Of Wes and Wedgies
They say justice is blind, and now, thanks to this episode, so am I. I don't say that this is The Worst TNG episode ever made, but it really ranks up there. "Rank" being the key word. Basically, the best thing I can say about TNG's first season is that it's very clearly an '80s makeover of a '60s show. Unfortunately, in the '80s we got bad perms and lighting that would make a Marriott banquet room jealous. The '60s hair and set lighting have come to be regarded as retro chic, whereas the '80s equivalents are just retro weak.

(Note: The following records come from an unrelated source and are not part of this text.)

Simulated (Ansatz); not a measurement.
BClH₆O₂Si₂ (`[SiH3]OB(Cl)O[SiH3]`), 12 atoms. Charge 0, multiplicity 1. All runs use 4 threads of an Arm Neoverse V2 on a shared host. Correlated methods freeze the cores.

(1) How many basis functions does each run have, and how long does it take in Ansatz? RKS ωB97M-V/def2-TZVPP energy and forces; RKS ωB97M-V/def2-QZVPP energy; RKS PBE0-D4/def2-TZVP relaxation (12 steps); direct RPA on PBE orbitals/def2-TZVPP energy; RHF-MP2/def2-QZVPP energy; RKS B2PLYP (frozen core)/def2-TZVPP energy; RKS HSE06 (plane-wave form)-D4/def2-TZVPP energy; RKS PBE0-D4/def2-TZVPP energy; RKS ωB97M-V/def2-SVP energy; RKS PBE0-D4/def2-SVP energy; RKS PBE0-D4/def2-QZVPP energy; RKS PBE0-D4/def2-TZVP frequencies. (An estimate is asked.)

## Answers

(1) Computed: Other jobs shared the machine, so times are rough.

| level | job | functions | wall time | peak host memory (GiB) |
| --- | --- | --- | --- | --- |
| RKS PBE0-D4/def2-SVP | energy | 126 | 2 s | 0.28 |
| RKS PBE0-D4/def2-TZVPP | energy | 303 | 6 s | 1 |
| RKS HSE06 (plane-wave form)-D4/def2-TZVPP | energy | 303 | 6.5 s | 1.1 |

FloorCam stares up at Picard as his log VOs that they are going to visit an unusually lovely planet in the Rubicun system. Picard logs that Riker went down to have sex -- ahem, "make contact" -- and is on his way back with his homemade porn videos. Picard sits in his seat and addresses Troi next to him" "Riker says the life-forms are almost identical to us." "He sounded very enthusiastic --" Troi starts to say when she's interrupted by Dr. Beverly's thigh-length blue cardigan flapping into the room. Dr. Beverly apologizes. "The doctor has something very important to tell you, Captain," Troi smiles at Picard. Gee, can you tell that because you're an empath or because the Dancing Doctor came rampaging in with her Feria Red No. 1: The Doting Parent Shade a-flying? Dr. Beverly is very insistent on giving the crew shore leave since they've all been worked to death in recent missions. Next to Troi, we can see Wesley sitting on the Bridge. Now, when did they allow that? He's not an acting ensign yet, and what's with the brown sixteenth-century peasant attire? Speaking of horrible costuming mistakes, this was definitely a bad year for Deanna Troi. She's wearing that shiny black onesie with the wide twisted grey belt -- it looks itchy and dumpy. And then there's her hair: it's parted in the middle but then pulled back and twisted up in painfully complicated coils with a random necklace looped around the entire shellacked mess. She looks like a cone-headed genie that has temporarily misplaced her bottle.
Riker, Data, Geordi, and Yar storm the Bridge with happy smiles and remarkably cleared-up complexions. Riker waxes enthusiastic about the beauties of the planet. "Sounds wonderful for the children," Dr. Beverly butts in, her arms crossed. "The holodecks are marvelous of course, but there's nothing like open spaces and fresh air!" Shut up, Dr. Beverly -- no one's listening to you. Yar says that her report contains specifics on the laws and customs of the planet's inhabitants. "They're wild in some ways, actually puritanical in others," Geordi adds. "Neat as pins, ultra-lawful and they make love at the drop of a hat." Okay, I REALLY don't need to hear that from the face of Reading Rainbow. And "neat as pins" -- what did they do? Conduct a point-by-point inspection of their bedrooms? Ugh, forget I asked! "Any hat," Yar clarifies, and looks up at the ceiling. To retch is human, to purge divine. Then again, it's been what? Five episodes since she called Data a "jewel" for being "fully functional." "Riker's going to beam down with a few hats to drop," the Evil Dr. Mathra giggles from behind the couch. "Three berets, a Stetson, and maybe a fez."